Financial Services Sector Flourishes in Phoenix

In the past 24 months, the financial services sector has accounted for 30% of the total leasing activity in Phoenix.

The financial services sector is flourishing in Phoenix. According to the new Financial Services Operations Center Report from JLL, the financial services sector has accounted for 30% of the total office market leasing in the last 24 months with a total of 88 lease transactions.

“Phoenix has always been known as a good financial services market. We had campuses with Wells Fargo, American Express and Schwab. They were strong back-office operations, and they were quiet, to be honest. People knew that they were here, but they kept quiet and they had great business models for back-of-the-house financial services users,” John Pierson, managing director at JLL, tells GlobeSt.com, adding that State Farm invested significantly in the market in 2013, which lead to the rapid expansion of the sector in the market. “That spurred additional companies to take a hard look at Phoenix.”

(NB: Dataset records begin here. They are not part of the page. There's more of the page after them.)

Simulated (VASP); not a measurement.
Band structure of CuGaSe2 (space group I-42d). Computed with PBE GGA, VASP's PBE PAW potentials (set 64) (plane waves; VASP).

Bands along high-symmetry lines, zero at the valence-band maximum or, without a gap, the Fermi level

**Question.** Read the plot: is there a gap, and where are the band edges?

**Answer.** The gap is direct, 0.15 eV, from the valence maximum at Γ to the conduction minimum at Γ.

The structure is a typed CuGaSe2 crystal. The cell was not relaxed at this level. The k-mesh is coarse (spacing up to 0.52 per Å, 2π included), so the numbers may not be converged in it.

Now, Phoenix is attracting big names in the financial services sector, including American Express, Freedom Financial and Vanguard, all of which are occupying significant square footage. “Phoenix has absolutely been on the radar, and from an employment standpoint, it has been a strong market,” says Pierson. “Employers have found the right talent both in the IT sector and in the processing and operations sector to fill their needs.”

The growth has been driven by a combination of in-migration of financial services into the market and the expansion of companies within the market. “We have new companies that didn’t have a major presence before but have really doubled down,” adds Pierson. “Insurance and financial sectors have been very strong. It has really been a combination of existing growth and new in-bound growth.”

Financial services users historically have occupied 50,000 to 75,000 square feet in the market. Today, users are occupying 150,000 to 300,000 square feet on average. “Today the standard has completely changed,” says Pierson. “We have multiple 150,000 to 300,000 square foot back office operations uses in our market. Those requirements have become a standard, and that is a new trend.”

The leasing activity has been geographically widespread, with lease deals everywhere from North Scottsdale to Tempe to North Phoenix. However, a financial services hub could be emerging in the Southeast Valley, which is largely where new leases in this industry has been signed. “That area has been our predominate growth market,” says Pierson. “Residential growth, quality of life and existing employment has driven that. We also have ASU nearby and an expanded freeway system that makes it more accessible. It is also affordable and has land for new development. A combination of all of those things has caused that area to be our strong point area.”

Looking ahead, this industry is expected to continue to grow through the next year. Rental rates, expectedly, have increased has a result of the demand, but construction activity has kept pace with demand and the new supply coming on the market will maintain balance. “We think the momentum is going to continue,” explains Pierson. “We have enough spec development that will deliver next year to keep things competitive from a rental rate standpoint. I feel that the pipeline of users that are growing and new companies that are considering Phoenix is strong. I think through 2019, we are going to feel pretty confident about the pipeline.”